More on that, after the break.

We've written numerous times that Windows Mobile 6.5 is more of a reskinning of WM6.0 than anything else, and we still expect that to be true. WM6.0, 6.1 and 6.5 are all built on the same version of WinCE.

Things will change with Windows Mobile 7. We've learned that WM7 will be based on WinCE 7, codenamed Chelan. Because of that, don't expect older devices won't be able to run Windows Mobile 7.

We repeat: A phone you buy now likely won't be able to run Windows Mobile 7. We'll be repeating this over and over in the coming weeks, so don't come crying to us next year.

What else have we learned? There is, in fact, an interim build. (And judging by the leaked builds we've seen since WM6.5 went gold, that's fairly obvious.) Windows Mobile 6.51 should be finished before the holiday rush. We've heard it'll be available for the AT&T version of the Touch Pro 2, but no telling if that's exclusive (and the folks at XDA Developers likely will make any exclusivity a moot point anyway).
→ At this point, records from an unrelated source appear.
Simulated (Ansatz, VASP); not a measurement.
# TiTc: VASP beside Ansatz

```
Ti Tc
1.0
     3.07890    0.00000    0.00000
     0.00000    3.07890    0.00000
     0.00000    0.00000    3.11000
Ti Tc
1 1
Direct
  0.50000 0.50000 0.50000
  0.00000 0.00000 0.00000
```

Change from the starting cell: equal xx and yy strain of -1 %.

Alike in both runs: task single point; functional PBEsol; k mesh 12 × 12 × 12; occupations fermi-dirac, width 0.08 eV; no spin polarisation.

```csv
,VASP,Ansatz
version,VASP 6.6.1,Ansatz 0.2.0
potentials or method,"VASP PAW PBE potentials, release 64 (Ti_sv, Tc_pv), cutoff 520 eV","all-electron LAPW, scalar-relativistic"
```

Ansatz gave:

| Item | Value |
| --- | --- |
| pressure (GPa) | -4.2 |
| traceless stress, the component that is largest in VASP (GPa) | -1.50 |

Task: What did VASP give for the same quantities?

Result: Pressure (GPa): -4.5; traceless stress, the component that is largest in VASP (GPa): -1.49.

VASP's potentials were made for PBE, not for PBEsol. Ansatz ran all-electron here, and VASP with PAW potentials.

So what will run Windows Mobile 7? To answer that, we have to look to the future. First off, phones that have the Qualcomm 8xxx series processors — that'd be Snapdragon — are expected to be upgradable to Windows Mobile 7. Current phones using Qualcomm 7200 or 7600 series processors won't. That's also in line with the rumored specs we'd seen earlier.

One phone we're pretty sure will meet those criteria is the HTC Firestone (also known as the Star). Another that we're hearing about is the Superstar, which is said to be the Firestone (seen here at right) with a keyboard. So, basically, we're probably looking at the next generation of the Touch Diamond and Touch Pro family.

So what to take away from all this? First and foremost, this is all totally unofficial stuff, and anything can happen. But the technical material makes sense. Second, we all need to prepare ourselves for not being able to upgrade most Windows Mobile 6.x phones to WM7.

Does that mean you should wait to buy a new phone? Well, that's totally a personal decision. It's probably a safe bet that while we may see Windows Mobile 7 announced early in 2010, it'd probably be this time next year before we get it on any devices. So Windows Mobile 6.5 should have a good bit of shelf life. We plan on making the most of it.